Scott v. Taylor

Decision Date13 April 2005
Docket NumberNo. 04-11302.,04-11302.
Citation405 F.3d 1251
PartiesJacqueline SCOTT, Plaintiff-Appellee, v. Mark F. TAYLOR, in his Official Capacity as Lieutenant Governor of Georgia, Stan Watson, in his Official Capacity as Chairperson of the DeKalb County House Delegation and a Member of the Georgia House of Representatives, et al., Defendants-Appellants.
CourtU.S. Court of Appeals — Eleventh Circuit

Rebecca Mick, Stefan Ernst Ritter, Atlanta, GA, for Defendants-Appellants.

T. Joshua Archer, Michael J. Bowers, D. Gregory Michell, John T. Morgan, III, Balch & Bingham, LLP, Atlanta, GA, for Plaintiff-Appellee.

Appeal from the United States District Court for the Northern District of Georgia.

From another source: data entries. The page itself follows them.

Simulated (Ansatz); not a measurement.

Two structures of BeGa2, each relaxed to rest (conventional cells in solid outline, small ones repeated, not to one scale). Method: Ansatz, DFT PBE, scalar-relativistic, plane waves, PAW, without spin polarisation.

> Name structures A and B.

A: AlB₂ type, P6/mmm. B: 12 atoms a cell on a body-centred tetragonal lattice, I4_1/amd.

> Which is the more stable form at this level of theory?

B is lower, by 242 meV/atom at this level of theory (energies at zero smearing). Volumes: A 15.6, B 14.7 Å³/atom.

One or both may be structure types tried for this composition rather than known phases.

Before ANDERSON and WILSON, Circuit Judges, and JORDAN*, District Judge.

ANDERSON, Circuit Judge:

This appeal raises the question of whether individual state legislators are entitled to absolute legislative immunity from official capacity suits for prospective relief. The district court denied the state legislator defendants' motion for judgment on the pleadings, holding that legislative immunity does not apply to such suits. Because the state legislators are entitled to absolute legislative immunity, we reverse and remand with instructions that they be dismissed.

I. BACKGROUND

Appellee Jacqueline Scott, a white Democrat, is a former DeKalb County Commissioner. She served as the representative of the county's third district from 1991-2002. In 2002, the Georgia General Assembly passed "Act 401," which adopted a new district map for the DeKalb County Commission. Under Act 401, the area of DeKalb County where Scott resides was removed from district three and added to district five. Scott thereby lost her incumbent status in district three, and she was not elected to the Commission in the November 2002 elections.

Scott filed her complaint in July, 2002. In it, she alleged that she was moved out of the third district in an effort to achieve a majority black Commission and that this constituted wrongful racial discrimination and violated 42 U.S.C. § 1983. She named Mark Taylor, the Lieutenant Governor of Georgia, Tom Murphy (since exchanged for Glenn Richardson1), the Speaker of Georgia's House of Representatives, Stan Watson, the Chairperson of the DeKalb County House Delegation, and Nadine Thomas, the Chairperson of the DeKalb County Senate Delegation, as defendants. All four of these defendants ("Appellants") were sued only in their official capacities. Scott also named as a defendant the DeKalb County Board of Elections and Voter Registration ("Board of Elections"). She sought declaratory and injunctive relief for her § 1983 claim as well as an award of attorney's fees pursuant to 42 U.S.C. § 1988. She did not dispute that Act 401 was enacted as part of the state's legislative process and that Appellants acted in their legislative capacities.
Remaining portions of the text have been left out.